A universal Turing machine is a computing machine which can replicate any other Turing machines behavior. Various cellular automaton models have been shown to be Turing universal through their gliders. Gliders are reoccurring structures which interact with other gliders through movement in spacetime.
In this post, A system for automatic detection of universal glider configurations is discussed. In this notebook the Totalistic 2 neighbor cellular automaton rule 624 and 626 are used as examples for this system. The gliders are identified through examining a series of structures and their points with respect to each other. With these gliders, the ending points are found and the systems with common ending points are marked as intersecting. The gliders which are found stemming from these common ending points are interpreted as resulting gliders. These glider intersections are cataloged and then analyzed and combined to determine the ability of the systems to represent the universal Nand Gate.

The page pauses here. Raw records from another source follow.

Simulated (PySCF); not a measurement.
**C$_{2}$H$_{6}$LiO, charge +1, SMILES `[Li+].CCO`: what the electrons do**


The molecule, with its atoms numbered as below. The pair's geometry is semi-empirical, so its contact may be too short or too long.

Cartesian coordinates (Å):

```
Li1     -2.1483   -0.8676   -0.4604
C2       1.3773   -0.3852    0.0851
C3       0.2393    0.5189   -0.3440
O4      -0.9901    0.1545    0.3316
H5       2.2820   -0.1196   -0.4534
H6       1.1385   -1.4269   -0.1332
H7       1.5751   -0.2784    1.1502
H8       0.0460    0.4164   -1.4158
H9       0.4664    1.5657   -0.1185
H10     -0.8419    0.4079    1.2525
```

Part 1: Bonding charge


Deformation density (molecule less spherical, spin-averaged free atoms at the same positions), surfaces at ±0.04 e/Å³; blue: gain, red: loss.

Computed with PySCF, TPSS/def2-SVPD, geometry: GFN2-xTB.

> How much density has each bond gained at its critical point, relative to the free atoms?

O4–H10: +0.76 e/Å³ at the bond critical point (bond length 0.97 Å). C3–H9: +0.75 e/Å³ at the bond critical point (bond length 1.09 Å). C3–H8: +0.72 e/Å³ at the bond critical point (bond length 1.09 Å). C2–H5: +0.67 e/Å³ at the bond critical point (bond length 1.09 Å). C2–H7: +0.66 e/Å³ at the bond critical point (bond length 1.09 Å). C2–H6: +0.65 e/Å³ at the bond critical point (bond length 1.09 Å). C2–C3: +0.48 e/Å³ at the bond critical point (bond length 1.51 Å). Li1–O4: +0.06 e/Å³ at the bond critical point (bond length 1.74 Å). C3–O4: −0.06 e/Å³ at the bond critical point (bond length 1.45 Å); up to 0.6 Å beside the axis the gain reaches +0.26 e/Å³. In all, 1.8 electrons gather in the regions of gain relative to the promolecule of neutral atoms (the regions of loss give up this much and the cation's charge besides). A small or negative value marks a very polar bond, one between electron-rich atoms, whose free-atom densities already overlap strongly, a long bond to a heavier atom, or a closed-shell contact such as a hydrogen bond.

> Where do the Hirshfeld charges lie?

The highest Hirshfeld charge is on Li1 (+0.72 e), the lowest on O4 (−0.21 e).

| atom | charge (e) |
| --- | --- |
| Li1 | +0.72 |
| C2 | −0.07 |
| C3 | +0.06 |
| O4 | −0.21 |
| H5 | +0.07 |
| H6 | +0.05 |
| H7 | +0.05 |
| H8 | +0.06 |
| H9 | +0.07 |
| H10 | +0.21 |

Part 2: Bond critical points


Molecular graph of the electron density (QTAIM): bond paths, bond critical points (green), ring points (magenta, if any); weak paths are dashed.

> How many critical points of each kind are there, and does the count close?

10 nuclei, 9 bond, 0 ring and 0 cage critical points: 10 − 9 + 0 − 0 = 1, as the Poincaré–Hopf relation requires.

Figure 1: An array plot of rule 624.
Figure 2: An array plot of rule 626.
Using gliders it is impossible to replicate a Nand gate in the traditional sense as two gliders of the same type can never collide with each other. To avoid this, two separate gliders with different directions can be used per boolean value. In figure 4 (a glider based Nand gate), gliders A and D are be grouped together and gliders C and B are grouped together.
{{0,0}-> 1, {1,0}->1, {0,1}->1, {1,1}->0}
Figure 3: The boolean definition of a Nand gate.
{{b,c}->{a,d},{a,b}->{a,d},{d,b}->{a,d},{a,c}->{a,d},{c,d}->{a,d},{a,d}->{b,c}}
Figure 4: The Glider based definition of a Nand gate.
Below, the graph of a glider interaction is shown. The gliders are shown moving in and out of the interaction. The ones moving toward the intersection point are the initial gliders involved in the collision, the gliders moving away from the intersection point are the gliders produced by the interaction. Systems with both are gliders which both are used as reactants and products in the glider system.
Figure 5: A graph of the glider interactions
Once the gliders interactions have been catalogued, they are analyzed combinatorially for collisions with each other. These collisions are then separated into components with two inputs and two outputs similar to the logical gate format. Then, the system cycles through the final gliders which could be used to replace the {A,D} and {C, B} gliders in the glider configured logical gate. If a configuration is found in which the all four variables A,B,C,D are filled similarly to the exact configuration of the Nand gate, that configuration is regarded to be universal.